The following biographical excerpts have been freely plagiarized from
http://www.shout.net/~jmh/ (An interesting trumpeter’s site). Perhaps the apprentice aspect of trumpet playing is as important, or maybe more important, than having a fine professional trumpet player and teacher.
CLARK TERRY — Born on December 14, 1920 in St. Louis, Clark Terry first instrument was a $12.50 trumpet purchased at a local pawn shop. At age 15, while attending Vashon High School, he joined a local drum and bugle corps. After graduating from high school, he played with several bands around the midwest, including Fate Marable (an early mentor of Louis Armstrong).
In 1942, he joined the Navy, and was stationed at Great Lakes Naval Station in Chicago, and was discharged in 1945.
For the next three years, Terry played with a variety of professional bands, including those of Lionel Hampton, George Hudson, Charlie Barnet, Eddie Vinson, Charlie Ventura, and Count Basie.
Barnet recommended Terry to Duke Ellington, who hired him in 1951. Terry remained with the band through 1959, while recording several albums for the Argo and Riverside labels.
CARL SAUNDERS — A superior bop trumpeter inspired by Don Fagerquist and Kenny Dorham, Carl Saunders has long been one of the top jazz soloists based in Los Angeles, but has only recently begun to record as a leader and receive the notoriety he deserves. Saunders was born August 2, 1943 in Las Vegas, Nevada. As a teenager, he played with Stan Kenton and Bobby Sherwood (his uncle). Saunders picked up experience touring with Benny Goodman, Charlie Barnet, Harry James, Buddy Rich, and Maynard Ferguson (1967), and played regularly in show bands in Las Vegas until moving to Los Angeles in 1984.
“BLUE” MITCHELL — Born Richard Allen Mitchell in Miami on March 13, 1930, "Blue" Mitchell did not begin playing the trumpet until the age of 17, when he began playing in his high school band. Mitchell, exposed early on to the music of Dizzy Gillespie (and probably fellow Floridian Fats Navarro) credited Miami dance band trumpeter Dick Smothers with the concepts of lyrical tone and phrasing which was a hallmark of Mitchell's sound throughout his career. His early jazz fundamentals were honed with a young local group that included bassist Sam Jones; by 1948 he had joined a group which worked in the Tallahassee area, where he would meet future benefactor Julian "Cannonball" Adderley and his brother Nat.
In 1949 and 1950, Mitchell played with the Frank Brown orchestra; he then joined the Paul Williams band (Detroit?), and by late 1952 had moved to New York City, where he joined Earl Bostic's band (and met tenor saxophonist Benny Golson). Mitchell remained in New York until 1955, departing to tour briefly with the Sarah Vaughan/Al Hibbler road band, and then returning to the Miami area.
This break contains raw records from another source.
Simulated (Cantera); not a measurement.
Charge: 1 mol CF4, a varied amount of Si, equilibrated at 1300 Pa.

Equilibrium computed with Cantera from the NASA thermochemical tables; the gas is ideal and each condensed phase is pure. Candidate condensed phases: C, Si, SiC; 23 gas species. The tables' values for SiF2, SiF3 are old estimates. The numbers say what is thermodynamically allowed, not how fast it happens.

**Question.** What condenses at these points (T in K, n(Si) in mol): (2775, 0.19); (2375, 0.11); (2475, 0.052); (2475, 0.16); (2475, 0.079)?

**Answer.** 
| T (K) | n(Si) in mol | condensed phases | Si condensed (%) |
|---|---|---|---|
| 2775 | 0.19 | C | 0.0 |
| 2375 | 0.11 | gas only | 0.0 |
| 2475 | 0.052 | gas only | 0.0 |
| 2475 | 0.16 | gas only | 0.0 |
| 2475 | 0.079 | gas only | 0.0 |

HARRY “SWEETS” EDISON — Harry "Sweets" Edison (1919-1999) is one of the few players in the history of jazz trumpet who could be instantly identified after only a few notes; along with Bobby Hackett, he was acknowledged as one of the few master trumpet accompanists.
Born in Columbus, Ohio, Edison moved to Louisville, Kentucky to live with his uncle, a coal miner and farmer. It was his uncle who first exposed Edison to music, first teaching him to play a pump organ. Edison later found an old cornet in the house and taught himself scales. He cited early exposure to recordings of Louis Armstrong backing up Bessie Smith as important influences on his playing.
When he was eleven Edison almost died from typhoid fever. A year later his mother took him back to Columbus, Ohio, and bought a new horn for Edison, at considerable expense. He soon joined a local band led by Earl Hood. In 1933 he joined the Jeter-Pillars Orchestra and moved with the band to St. Louis, where he worked for two years. Tab Smith, A visiting alto player, heard him, and recommended Edison to Lucky Millinder, who led a top rank band in New York. Edison joined Millinder, whose band included trumpet giant Charlie Shavers, pianist Billy Kyle and the tenor saxophonist Don Byas.
KENNY DORHAM — Overshadowed for most of his career by the likes of Dizzy Gillespie, Fats Navarro, Miles Davis, Clifford Brown, and Lee Morgan, Kenny Dorham's abilities as a composer and unique voice as an advanced bop trumpet player are underrated to this day.
McKinley Howard Dorham was born on August 30, 1924 on a ranch called Post Oak, near Fairfield, Texas. He attended Anderson High School in Austin, where he began teaching himself to play piano and trumpet, and spending much of his time on the school boxing team. He later enrolled at Wiley College in Marshall, Texas, studying chemistry and minoring in physics. During this time he experimented with arranging, writing for the stage band, where he met such players as Wild Bill Davis, Harold Land, and Roy Porter.
CHET BAKER — Born Chesney Henry Baker, Jr. in Yale, Oklahoma on December 23, 1929, Chet Baker began his musical career as a child, singing at amateur competitions and in a church choir. His father brought home a trombone for him to play, then replaced it with a trumpet when the larger instrument proved too much for him. His first formal training in music occurred at Glendale Junior High School, but Baker would play mostly by ear for the rest of his life.
In 1946, at the age of 16, he dropped out of high school and enlisted in the army. He was sent to Berlin, Germany, where he played in the 298th Army Band. After his discharge in 1948, he enrolled at El Camino College in Los Angeles, where he studied theory and harmony while playing in jazz clubs He quit college in the middle of his second year. He re-enlisted in the army in 1950 and became a member of the Sixth Army Band at the Presidio in San Francisco, but began sitting in at clubs like Bop City and the Blackhawk in the city, and soon obtained a second discharge to pursue a career as a professional musician.